Mohler: Slain missionaries spotlight need for worldwide Gospel proclamation
Four slain Southern Baptist missionaries in Iraq spotlight the urgent need for Christians to commit themselves to missions, R. Albert Mohler Jr. said in chapel March 23 at The Southern Baptist Theological Seminary.
Preaching from Romans 10:8-15, Mohler told students that believers have an obligation to recognize the world’s lostness and proclaim the Gospel regardless of the cost.
“A day of wrath is coming,” Mohler said, “a day of wrath that will be so dramatic that the only ones who will be saved are those who call upon the name of the Lord. That puts the urgency into this promise of salvation.
“This is the logic of the Great Commission. We are to go. We are to tell. We are to bring the Word of God near. The promise is that sinners will hear the Gospel. The promise is that by faith, those who believe will be saved. Believing, they will call upon the name of the Lord. And calling upon the name of the Lord, they will be saved.”
Mohler cited Karen Watson, one of the slain missionaries, as a prime example of selfless commitment to proclaim the Gospel to a lost world. Watson had told friends that she intended to enroll at Southern as a student in January 2005, he said.
Prior to her murder, Watson penned a letter that was to be opened only upon the event of her death, Mohler said. The letter expressed Watson’s conviction that the Gospel is a cause for which Christians should be willing to dedicate their lives and even die.
At the request of Watson’s home church, Valley Baptist Church in Bakersfield, Calif., Mohler read the letter to Southern’s student body.
“You should only be opening this letter in the event of my death,” Watson wrote. “When God calls, there are no regrets. I tried to share my heart with you as much as possible, my heart for the nations. I wasn’t called to a place. I was called to Him, to glory. To obey was my objective. To suffer was expected. His glory was my reward. His glory is my reward.”
Highlighting the need to continue mission work, Watson encouraged potential missionaries to serve God first and foremost.
“Care more than some think is wise,” she wrote. “Risk more than some think is safe. Dream more than some think is practical, and expect more than some think is possible. I was called not to comfort or success but to obedience.”
Many nonbelievers would consider Watson’s death a waste, Mohler said. But Christians should view her death as an encouragement to live for eternal rewards more than earthly rewards, he said.
“It’s incredible to read that letter isn’t it?” Mohler said, “She did risk more than some thought would be wise. But it’s clear that her hope was that men and women in Iraq would come to know the Gospel not only in spite of her death, if it should come, but even because of it.”
In light of the deaths of Watson, David McDonnall and Larry and Jean Elliot, all believers should consider whether God would have them to enter the mission field, Mohler said.

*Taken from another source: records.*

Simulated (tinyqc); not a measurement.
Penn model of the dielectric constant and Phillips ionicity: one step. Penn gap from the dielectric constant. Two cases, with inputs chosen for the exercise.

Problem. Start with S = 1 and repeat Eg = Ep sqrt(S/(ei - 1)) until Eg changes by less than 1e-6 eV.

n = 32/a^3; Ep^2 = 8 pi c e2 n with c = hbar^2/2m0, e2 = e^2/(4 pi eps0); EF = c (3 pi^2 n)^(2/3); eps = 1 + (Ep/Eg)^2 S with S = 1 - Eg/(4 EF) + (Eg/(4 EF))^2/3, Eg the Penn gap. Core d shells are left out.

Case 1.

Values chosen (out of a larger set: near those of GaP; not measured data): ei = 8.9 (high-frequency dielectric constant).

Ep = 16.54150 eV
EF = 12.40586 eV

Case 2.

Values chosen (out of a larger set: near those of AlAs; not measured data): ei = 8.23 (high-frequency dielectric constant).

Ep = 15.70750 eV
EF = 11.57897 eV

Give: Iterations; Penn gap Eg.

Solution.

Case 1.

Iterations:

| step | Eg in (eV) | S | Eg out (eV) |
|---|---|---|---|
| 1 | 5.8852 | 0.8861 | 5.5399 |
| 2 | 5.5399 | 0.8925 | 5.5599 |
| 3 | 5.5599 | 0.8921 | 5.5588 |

“As we first heard this word (of the four deaths), we realized that the cause of the Gospel needed at least four more,” he said. “That’s just status quo, four more. But advance is going to take far more than four.
“I couldn’t help, as I read this letter, to realize that this was written by a young woman who intended to come here in order to go back. Maybe the Lord intends someone here to go in her place.”
As the chapel service concluded, Mohler invited students who sensed God’s call to international missions to speak with faculty members from Southern’s Billy Graham School of Missions, Evangelism and Church Growth.
“I want to invite you just to leave your seat and go back and speak to one of these faculty members who will pray with you and counsel with you and find great joy in helping you to know if the Lord has called you perhaps to replace Karen Watson or the Elliots, Dave McDonnall or one of the millions and millions who must go that the Word of God would be brought near.”
In response to Mohler’s invitation, over 100 students expressed a willingness to consider serving as international missionaries.
“We go because we honestly believe that without faith in Christ, there is no hope in the life to come,” Mohler said.